"You cannot be Christian without working hard for church unity"
Msgr Matthias Türk reflects on two decades of Lutheran-Catholic dialogue
(LWI) - One of the key figures in Lutheran-Catholic dialogue over the last two decades is leaving his desk at the Pontifical Council for Promoting Christian Unity (PCPCU) and returning to his native Germany.
Msgr Matthias Türk is a well-known and well-respected figure within The Lutheran World Federation (LWF), travelling frequently to the Communion Office in Geneva. Referring to his uninterrupted attendance at LWF Council meetings since 1999, his Lutheran colleagues affectionately call him “the longest serving member of the LWF Council!”

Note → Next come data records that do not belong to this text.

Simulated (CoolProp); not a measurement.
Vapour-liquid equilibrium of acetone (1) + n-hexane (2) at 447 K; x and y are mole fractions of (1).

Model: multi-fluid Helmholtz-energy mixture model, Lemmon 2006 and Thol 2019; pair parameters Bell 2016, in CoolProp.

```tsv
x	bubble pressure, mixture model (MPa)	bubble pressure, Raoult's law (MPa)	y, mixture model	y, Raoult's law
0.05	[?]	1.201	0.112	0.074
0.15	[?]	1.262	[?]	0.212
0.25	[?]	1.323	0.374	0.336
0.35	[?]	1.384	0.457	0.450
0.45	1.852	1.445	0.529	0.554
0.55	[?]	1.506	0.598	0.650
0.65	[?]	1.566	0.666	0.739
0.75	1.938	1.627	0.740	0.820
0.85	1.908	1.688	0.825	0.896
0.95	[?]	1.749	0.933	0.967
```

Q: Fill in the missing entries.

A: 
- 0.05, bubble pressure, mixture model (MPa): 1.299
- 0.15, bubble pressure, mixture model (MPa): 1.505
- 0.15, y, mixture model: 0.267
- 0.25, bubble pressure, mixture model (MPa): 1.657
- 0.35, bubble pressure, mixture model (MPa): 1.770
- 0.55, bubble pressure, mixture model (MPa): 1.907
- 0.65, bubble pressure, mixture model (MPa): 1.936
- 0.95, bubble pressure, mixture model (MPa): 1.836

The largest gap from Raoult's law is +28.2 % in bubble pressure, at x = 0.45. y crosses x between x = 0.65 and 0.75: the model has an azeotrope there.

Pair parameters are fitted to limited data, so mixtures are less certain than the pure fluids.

Born in 1962 and ordained to the priesthood in 1989 by Joseph Cardinal Ratzinger, the young monsignor was appointed to head the Lutheran-Catholic desk in the Vatican in January 1999. It was a pivotal moment in the history of the relationship that had been the source of wars and persecutions, excommunications and estrangement since the 16th century.
Joint Declaration on the Doctrine of Justification
On 31 October of that year, celebrated across the Lutheran world as Reformation Day, the head of the PCPCU, Edward Cardinal Cassidy and the president of the LWF, Bishop Christian Krause, together with General Secretary Rev. Dr Ishmael Noko and the seven LWF Vice-Presidents, signed the Joint Declaration on the Doctrine of Justification (JDDJ) in Augsburg, the city at the heart of Lutheran-Catholic conflicts of the 17th century.
As Türk notes, not everyone welcomed the agreement, but he also remembers that moment as “a very intense and promising start to his job” and “a great chance to get to know the ecumenical world as a whole from the very beginning of my work.”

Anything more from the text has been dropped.